9. How has the move from Cambridge to West Yorkshire affected your poetry about place?
Cambridge was becoming something of a poetical hostile environment. Because of the heavy involvement of the University it became dominated by a militant fervour centred on political identity which dismissed everything else as reactionary. The move was like re-entering a world which valued difference and authenticity. I felt on arrival that my poetry was loaded with a poeticism or even Modernism which would make me like something from outer space, but quite to my surprise it seemed to present no problems, indeed was met with enthusiasm, and a local small press, Calder Valley Poetry, published two pamphlets by me. I find it invigorating to stand alongside creators of northern ballads and comic monologues, straight leftist poetry and reflections on immediate problems of life and emotion, in rhyming couplets or not.
The other thing is that there was a landscape on my doorstep the terms of which seemed immediately available as a vertical structure – river-valley, woods, pasture, and on the top the vast open barren moors. A rich collection of old reverberant place names and the remains of a major industry now fallen into ruin. A lot of other things too, the more mixed population, the grip of ancestry (my father was born in Halifax), the visible power of the pseudo-aristocratic landowners… I don’t know how, but writing the informal lyric, which is what I do, has here become more open to particularities, such as names of all kinds, place-names, persons, from the most local or private to the largest concepts, without creating problems. How they operate as an ensemble.

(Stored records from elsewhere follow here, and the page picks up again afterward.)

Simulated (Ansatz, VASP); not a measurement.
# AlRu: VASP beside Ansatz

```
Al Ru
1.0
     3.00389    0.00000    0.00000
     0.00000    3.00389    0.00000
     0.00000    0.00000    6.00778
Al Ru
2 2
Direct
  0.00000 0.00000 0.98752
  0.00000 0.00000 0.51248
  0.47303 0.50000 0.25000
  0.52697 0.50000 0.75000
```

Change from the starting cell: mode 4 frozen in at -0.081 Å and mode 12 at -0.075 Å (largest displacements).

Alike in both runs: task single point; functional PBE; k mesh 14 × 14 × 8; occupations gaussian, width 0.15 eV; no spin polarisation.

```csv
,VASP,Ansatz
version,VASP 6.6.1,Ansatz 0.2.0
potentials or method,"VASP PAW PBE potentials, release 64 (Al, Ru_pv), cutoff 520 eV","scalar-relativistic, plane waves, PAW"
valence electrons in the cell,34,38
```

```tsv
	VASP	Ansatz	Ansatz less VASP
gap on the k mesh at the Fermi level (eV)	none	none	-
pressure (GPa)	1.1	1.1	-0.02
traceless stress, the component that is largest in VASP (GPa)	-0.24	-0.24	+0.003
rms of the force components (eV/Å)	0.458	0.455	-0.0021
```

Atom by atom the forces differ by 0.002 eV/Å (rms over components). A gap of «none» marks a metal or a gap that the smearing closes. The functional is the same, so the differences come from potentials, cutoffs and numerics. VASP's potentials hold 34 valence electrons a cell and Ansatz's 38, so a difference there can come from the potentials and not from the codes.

10. Tell me about writing projects you are involved in at the moment.
In poetry, nothing much doing. I suppose I have a sense that with a two-volume Collected Poems published in 2018, followed by a new book recently, some kind of summation has been reached, and perhaps the world doesn’t really need much more than the 1300 pages I’ve already delivered! What I would like to do is to re-write the history of English poetry during the last century, because I think a terrible mess has been made of it, the overview so cluttered up with all sorts of prejudices both for and against, and so much tribalism, that I don’t see how anyone can get an idea of what really went on. The great majority of what was written is not read or even heard of and we are so secure with our ”major figures”, the academic insistence on a fewness, that we ignore everything else. The 1940s has particularly suffered from massive elimination but it goes right through the century. It’s important because the foundation of what we do now lies in these zones, and I don’t think you can get any sense of the possibilities opened up, especially in the parental generation, without recognising the multiplicity of what went on. And I think there are great discoveries to be made in the darkness that lies behind the accepted history. I’m not writing a new one but I try to tackle these questions one poet at a time in my reviewing.